It can be pretty stressful to have a deadline for a report submission looming and have no desire to even start copywriting it. You put it off, prioritizing everything else before it. Even the housework becomes a preferred chore to sitting down and getting it done.

If you’ve been in this situation, you probably also recognise that once you do start to write it, you get into a flow and, once finished, you wonder why you put it off for so long. Of course, the only reason you got it done when you did was because that looming deadline had turned into the next day.
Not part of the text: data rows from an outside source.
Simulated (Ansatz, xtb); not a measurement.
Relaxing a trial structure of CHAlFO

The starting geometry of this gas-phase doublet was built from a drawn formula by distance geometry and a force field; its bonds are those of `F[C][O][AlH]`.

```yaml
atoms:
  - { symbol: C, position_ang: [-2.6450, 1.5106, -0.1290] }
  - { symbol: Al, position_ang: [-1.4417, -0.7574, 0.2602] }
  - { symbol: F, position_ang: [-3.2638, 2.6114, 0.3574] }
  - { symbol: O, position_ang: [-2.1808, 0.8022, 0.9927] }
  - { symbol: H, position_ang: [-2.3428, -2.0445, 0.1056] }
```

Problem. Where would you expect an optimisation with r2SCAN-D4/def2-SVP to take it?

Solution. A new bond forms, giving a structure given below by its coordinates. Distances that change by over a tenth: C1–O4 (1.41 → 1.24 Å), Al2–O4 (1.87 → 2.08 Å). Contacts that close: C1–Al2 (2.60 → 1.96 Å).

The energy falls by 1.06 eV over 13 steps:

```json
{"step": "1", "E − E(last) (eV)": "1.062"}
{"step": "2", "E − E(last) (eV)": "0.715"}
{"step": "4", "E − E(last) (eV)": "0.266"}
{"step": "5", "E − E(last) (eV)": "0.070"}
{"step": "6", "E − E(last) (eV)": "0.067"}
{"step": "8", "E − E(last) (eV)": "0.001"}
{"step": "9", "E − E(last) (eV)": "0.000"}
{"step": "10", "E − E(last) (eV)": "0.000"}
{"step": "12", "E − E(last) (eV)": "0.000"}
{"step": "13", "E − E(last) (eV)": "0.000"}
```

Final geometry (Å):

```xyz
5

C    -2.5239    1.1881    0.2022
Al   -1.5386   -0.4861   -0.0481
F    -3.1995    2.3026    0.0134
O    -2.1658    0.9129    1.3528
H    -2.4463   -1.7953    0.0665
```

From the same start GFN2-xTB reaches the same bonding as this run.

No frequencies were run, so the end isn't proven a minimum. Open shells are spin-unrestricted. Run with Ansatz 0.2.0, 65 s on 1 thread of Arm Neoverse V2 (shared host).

So rather than put yourself through that late-night typing frenzy every time, let’s look at how you can avoid the torture of procrastination and get the report done in a systematic way that leaves you completely stress-free.

Remove the uncertainty

The main reason we tend to procrastinate is because we perceive the task to be painful. It’s hard to sit down and organise thoughts on a page. It’s hard to get information from disparate sources and bring them together in a way that makes sense. It’s nigh on impossible to write anything cohesive if you don’t understand the subject matter well enough yourself. So that’s your first step – read through all your source material and get a first level understanding of the content you have to hand. Once you start doing this, some semblance of a plan will start coming together in your mind. But resist the temptation to start writing straight away. That will send you straight to mopping the floor before you know it.

Mindmap logical content sections

Now you understand the main gist of the report contents, write out the main sub-topics as a mindmap. Write a different letter of the alphabet next to each sub-topic. Now read through your source material once again and underline key points you want to include in your report and annotate in the margin the corresponding letter Copywriting of the sub-topic this information will be part of.

Bring it all together on the screen

Now is the time to start structuring your report in writing. Open up a blank document on your computer, type in your working title and under that list all your sub-topic working titles. Don’t worry yet about which order they will go in. It’s not your focus at this point. Now type out the direct texts you underlined from all your source materials under the correct sub-topic headlines you have listed in your document. For example, list all the texts you annotated with the letter A under the subtopic title that matches your letter A. Once you’ve done this, you should have most of your rough content out onto a single document. It will look like a confused mess at this point, but it’s progress.

Organise the flow

Now you have all the content together, read through and start to reorder the sub-topics into a logical flow of information. Allow yourself permission not to get too caught up on this or spend too much time on it. It’s not set in stone, and you can always reorganise later if you have to.

Begin writing

Now comes the time to begin writing. You have the information you need. But right now, it’s in someone else’s words, or many people’s words. You can’t plagiarise, so obviously you need to rewrite the information in your own words and add your own thoughts if appropriate. The good news is that you don’t have to start at the beginning! You’ve got the whole report on the page already and you’ve organised the content into sub-topics, so you can start with any topic. Choose the easiest one to begin with. Conquer one paragraph at a time. You will find that once you get into the flow and finish one paragraph, you will naturally graduate to the next and the next until the whole report is done.

Leave the introduction and conclusion to last

Think of your report like a sandwich. All the main filling is the sub-topic sections, and the bread is the introduction and conclusion holding it all together. Once you have written the sub-topics, the entire report subject matter will be much clearer to you, and you should find writing the introduction and conclusion sections much easier than if you had tried to tackle them in order of appearance.

Massage the content

Of course, a first draft should never be the draft you submit. You can always do better. On the first reread, you are bound to find jarring sentences, or a section that doesn’t belong, or belongs in a different section. Reword your writing until you are happy with it.

Proofread

Never submit your report without proofreading it. Proofreading is simply looking for typos you’ve overlooked in the writing and editing phases. It’s always best to do the proofreading task a few days or even a week after you have written the piece, otherwise you are still too close to it and your eyes will tend to gloss over sections you think are right and you won’t spot the typos. If you can have someone else look the report over, so much the better.

Planning your time The above are the steps to writing a cohesive report without the overwhelm and stress, but you don’t have to do it all in one sitting. You’ve probably heard the advice about eating an elephant one bite at a time. It’s the same with writing. Plan out the tasks for different days so you are tackling one small bit each day. Do so in a way that allows you to comfortably meet your deadline and, by the time you finish your report, you will have a well-planned, well-written piece to submit, with no late nights involved in the production process.